In normal times, Tower Rock (pictured above) serves as a landmark on the Mississippi River, about 90 miles below St. Louis. It’s 344 feet high, and it’s accessible only by boat. As of a few days ago, school children were walking out to the rock without getting their feet wet.
These are not normal times. The Mississippi is running low; some 40 gauges are recording low water records all along the mighty river, according to NOAA. Barges carrying crops and cargo from America’s heartland are getting stuck and running aground in mud; the delays will cause disruption in supply chains around the world. A Viking river cruise liner, with 300 passengers, couldn’t reach its destination in St. Paul, Minnesota.
The problem is the severe draught covering along the Mississippi River basin from Minnesota down to Louisiana. Earlier this month, the Coast Guard temporarily closed a section of the lower Mississippi for dredging, leaving 100 tows and 1,500 barges stranded. The Army Corps of Engineers also is dredging portions of the river to keep traffic flowing. And it just announced it will build a 1,500-foot-wide underwater levee to keep salt water from pushing up the river from the Gulf of Mexico.
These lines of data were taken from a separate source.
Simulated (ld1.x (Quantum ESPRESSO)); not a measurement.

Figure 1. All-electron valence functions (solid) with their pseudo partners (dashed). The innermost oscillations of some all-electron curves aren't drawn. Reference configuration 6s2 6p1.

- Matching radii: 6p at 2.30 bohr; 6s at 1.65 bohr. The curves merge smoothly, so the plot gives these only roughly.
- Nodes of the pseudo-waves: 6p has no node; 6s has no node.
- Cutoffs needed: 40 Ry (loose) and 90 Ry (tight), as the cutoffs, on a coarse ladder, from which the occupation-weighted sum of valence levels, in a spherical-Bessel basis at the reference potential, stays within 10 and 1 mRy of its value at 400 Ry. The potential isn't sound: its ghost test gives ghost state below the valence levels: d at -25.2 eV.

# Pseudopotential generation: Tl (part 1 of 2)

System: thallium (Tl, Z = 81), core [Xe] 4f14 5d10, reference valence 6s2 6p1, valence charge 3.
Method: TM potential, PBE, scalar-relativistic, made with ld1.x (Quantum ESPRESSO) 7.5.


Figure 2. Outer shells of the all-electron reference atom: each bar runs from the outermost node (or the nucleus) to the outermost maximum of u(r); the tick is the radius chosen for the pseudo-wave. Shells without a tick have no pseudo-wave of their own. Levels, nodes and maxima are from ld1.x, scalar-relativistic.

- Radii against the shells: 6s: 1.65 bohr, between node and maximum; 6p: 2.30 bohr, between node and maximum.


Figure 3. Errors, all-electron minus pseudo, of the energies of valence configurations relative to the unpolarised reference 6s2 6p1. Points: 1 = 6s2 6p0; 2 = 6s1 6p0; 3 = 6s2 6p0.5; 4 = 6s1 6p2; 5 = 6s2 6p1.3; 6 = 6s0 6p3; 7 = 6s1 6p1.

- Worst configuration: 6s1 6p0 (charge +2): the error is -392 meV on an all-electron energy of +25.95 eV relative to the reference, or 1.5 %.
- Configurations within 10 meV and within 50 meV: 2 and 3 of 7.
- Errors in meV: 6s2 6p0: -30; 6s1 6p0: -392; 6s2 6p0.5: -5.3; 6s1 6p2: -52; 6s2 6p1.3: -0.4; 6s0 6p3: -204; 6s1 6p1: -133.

For anyone cruising along the river, or taking it as part of the Great Loop, the low water presents a challenge. Anchoring out will be problematic, while some marinas may not be accessible. Captains will have to be more aware than ever of the wake coming from the huge tugs and barges traveling along the river; low water will make them more unpredictable than ever. And the low water certainly will affect the ability of those tugs to change course.
Boat owners along the river already report problems launching their boats; one woman in Tennessee said she had to try five different docks before she could launch her small boat.